6/10
Too many defects, alas!
20 October 2017
Warning: Spoilers
Associate producer: Albert Lewin. Producer: Irving Thalberg (completed by Bernard Hyman after Thalberg's death on 14 September 1936).

Copyright 8 February 1937 by Metro- Goldwyn-Mayer Corp. New York opening at the Astor, 2 February 1937. U.S. release: 6 August 1937. U.K. release: April 1937. 14 reels. 138 minutes. Dedicated to the memory of Irving Grant Thalberg.

SYNOPSIS: Chinese peasant farmer finds out the hard way that wealth does not bring happiness.

NOTES: Best Actress, Luise Rainer (defeating Irene Dunne in The Awful Truth, Greta Garbo in Camille, Janet Gaynor in A Star Is Born and Barbara Stanwyck in Stella Dallas).

Best Cinematography, Karl Freund (defeating Gregg Toland's Dead End and Joseph Valentine's Wings Over Honolulu).

Also nominated for Best Picture (The Life of Emile Zola), Directing (Leo McCarey for The Awful Truth), Film Editing (Lost Horizon). Number 2 (Zola was first) in the Film Daily annual poll of U.S. film critics.

Negative cost: $2,816,000. Initial domestic rental gross: $3,557,000.

COMMENT: The days are long since past when western actors, their eyes perfunctorily taped, were acceptable as orientals. The farce is compounded when, as here, such players are mixed with the genuine articles. Even aside from this dated anachronism (yes, it was an anachronism that most people accepted in 1937, — now it's a dated anachronism).

"The Good Earth" is often slow-moving and over-talkative. Its many dialogue scenes are as tediously paced as they are pedantically written and unimaginatively staged.

Oddly enough, Luise Rainer has little to say. She is given less dialogue than the other major players, but the director makes up for this lapse by inserting constant close-ups of her soulful expression. None of the players distinguish themselves either (except maybe Tillie Losch who not only makes a very late entrance but doesn't even speak with her own voice).

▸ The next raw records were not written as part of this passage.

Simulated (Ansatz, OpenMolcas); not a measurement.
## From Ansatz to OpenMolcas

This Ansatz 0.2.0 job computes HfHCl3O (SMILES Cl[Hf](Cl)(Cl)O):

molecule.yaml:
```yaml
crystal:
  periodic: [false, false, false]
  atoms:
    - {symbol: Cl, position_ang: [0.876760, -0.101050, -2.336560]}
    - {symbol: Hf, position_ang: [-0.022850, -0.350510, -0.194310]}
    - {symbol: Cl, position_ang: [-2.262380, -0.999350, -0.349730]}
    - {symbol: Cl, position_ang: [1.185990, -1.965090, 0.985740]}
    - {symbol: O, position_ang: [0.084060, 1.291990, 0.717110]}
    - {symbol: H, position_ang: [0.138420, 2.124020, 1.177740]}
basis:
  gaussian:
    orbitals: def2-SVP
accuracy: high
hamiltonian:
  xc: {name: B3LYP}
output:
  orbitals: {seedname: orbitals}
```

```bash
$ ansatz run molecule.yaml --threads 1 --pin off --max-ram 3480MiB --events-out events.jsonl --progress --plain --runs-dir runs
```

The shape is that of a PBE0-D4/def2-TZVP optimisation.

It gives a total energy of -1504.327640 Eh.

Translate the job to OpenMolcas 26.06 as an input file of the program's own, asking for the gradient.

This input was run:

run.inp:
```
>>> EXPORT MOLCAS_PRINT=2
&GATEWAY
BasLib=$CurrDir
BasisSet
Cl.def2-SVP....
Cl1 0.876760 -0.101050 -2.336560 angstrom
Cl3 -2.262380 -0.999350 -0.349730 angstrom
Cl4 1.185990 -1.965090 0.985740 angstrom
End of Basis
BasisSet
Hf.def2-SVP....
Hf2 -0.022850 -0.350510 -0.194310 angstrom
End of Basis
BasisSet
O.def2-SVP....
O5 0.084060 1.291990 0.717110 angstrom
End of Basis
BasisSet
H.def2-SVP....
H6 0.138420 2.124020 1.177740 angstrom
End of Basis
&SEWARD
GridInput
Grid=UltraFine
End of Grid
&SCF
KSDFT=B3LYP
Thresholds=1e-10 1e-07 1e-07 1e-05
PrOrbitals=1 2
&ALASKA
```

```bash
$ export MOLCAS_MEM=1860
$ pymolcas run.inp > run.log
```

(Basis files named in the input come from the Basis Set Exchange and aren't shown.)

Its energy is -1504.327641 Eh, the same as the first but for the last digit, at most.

Karl Freund's sepia photography is not viewed at its original quality in the present black-and-white prints. Even the celebrated locust plague sequence can now be easily detected as amateurish special effects matting, cut in with studio close-ups.

True, some of the other action scenes retain their power (particularly the looting of the warehouse), despite a very obvious photographic and directorial disparity between actual location sequences (the boarding of the train) and studio inserts.

All told, The Good Earth is a dated hodge-podge of a picture. Its dated acting styles and conventions are as unacceptable to today's audience as its naive and laughably simplistic philosophy.